Friday, November 27, 2009

District 9: How to raise a prawn and cuss like South Africans

Author's preface: As should be obvious from the movie poster above, this is a really, really late post.  Some brief announcements: as some of you might have noticed, I've just added an advert to the left sidebar. I hope you don't find it too obtrusive. It's position might move around in the days to come, though. The second announcement: an unexpected benefit of using this theme (Atahualpa) is how nice the comments look. I could gush on and on about how much I like the theme, but I'll just limit myself to saying how gorgeous the super-long comments look now... and yeah, no more nested comments, which is why comments on older posts might seem a little messed up. I'll fix them if I get the time, or if I'm ever able to make sense of the whole mess. Now, on with the post:
I spent three months as a hikikomori (Shut-in) - is what I’d like to say. Truth is, it’s not that easy a thing to do. I spent most of that time within the confines of my home, but I did go out now and then- mostly for lunch or dinner with the family, things like that. A failure as a hikikomori, although that’s actually a good thing.
I’d been planning an outing with some friends for quite some time now- some forty or so messages passing back and forth through Facebook between four or five of us. The original plan was to watch the new Sandra Bullock flick, Proposal, but after a vote we decided on District 9.

We ran into a host of problems from the very beginning. One had returned to her home state and got herself a job, and will not return until she gets her exam results. Another didn’t pay attention to the discussion, and to make things worse, screwed up at work, and ended up having to go in the next day (on that day) to fix things up. Yet another was blackmailed by her parents into getting a job.

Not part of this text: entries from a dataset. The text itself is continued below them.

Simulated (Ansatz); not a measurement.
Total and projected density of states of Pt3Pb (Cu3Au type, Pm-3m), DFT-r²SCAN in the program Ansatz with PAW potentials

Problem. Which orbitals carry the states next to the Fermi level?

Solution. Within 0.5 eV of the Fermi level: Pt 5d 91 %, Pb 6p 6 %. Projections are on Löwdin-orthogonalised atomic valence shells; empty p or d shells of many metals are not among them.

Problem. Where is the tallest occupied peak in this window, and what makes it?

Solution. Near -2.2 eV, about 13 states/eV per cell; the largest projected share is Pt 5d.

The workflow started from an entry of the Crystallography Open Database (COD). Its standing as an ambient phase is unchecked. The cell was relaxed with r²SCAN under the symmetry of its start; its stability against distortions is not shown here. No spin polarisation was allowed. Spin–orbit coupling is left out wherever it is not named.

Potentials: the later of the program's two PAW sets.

So it was just the two of us- Micchan (Japanization of her name) and me, the only two bourgeois bums who refuse to waste our precious holidays on unprofitable labor, who turned up that day. Yet another problem- The victim of blackmail, despite me telling her to just pass me the reservation number, went and bought the tickets the night before (she happened to be working in the same mall we were going to)- three tickets. I tried to get a refund but failed, and wasn’t in the mood to stand in the crowd and holler “ticket for alien documentary, 4pm!”

I arrived early in order too look around before Micchan arrived, so I could go at my own pace- i.e. breezing in and out of shops and pirouetting between hordes of masked shoppers- why is everyone so scared of that blasted flu? Influenza is just a more, um, heavy version of the common cold, no (and no, I did not copy that line of reasoning from everyone's favorite blue-haired otaku girl)? If I die of it, well, that’s too bad. Twas fun while it lasted… but not everyone thinks like me, which was why so many people were walking around looking like wannabe surgeons.

I think I’ll skip the shopping guide. All I did was buy a pack of ten DVD-Rs for 12 bucks. I’m still a little suspicious about the price but it’s not like I’m burning plans for a next-generation ICBM onto them (nevertheless my date is incredibly precious to me, considering the effort spent on gathering them). I did look around for clothes too- I really shouldn’t have bothered, because it was just too depressing- nothing suited me. It took a stop at the bookstore to revive my flagging spirits.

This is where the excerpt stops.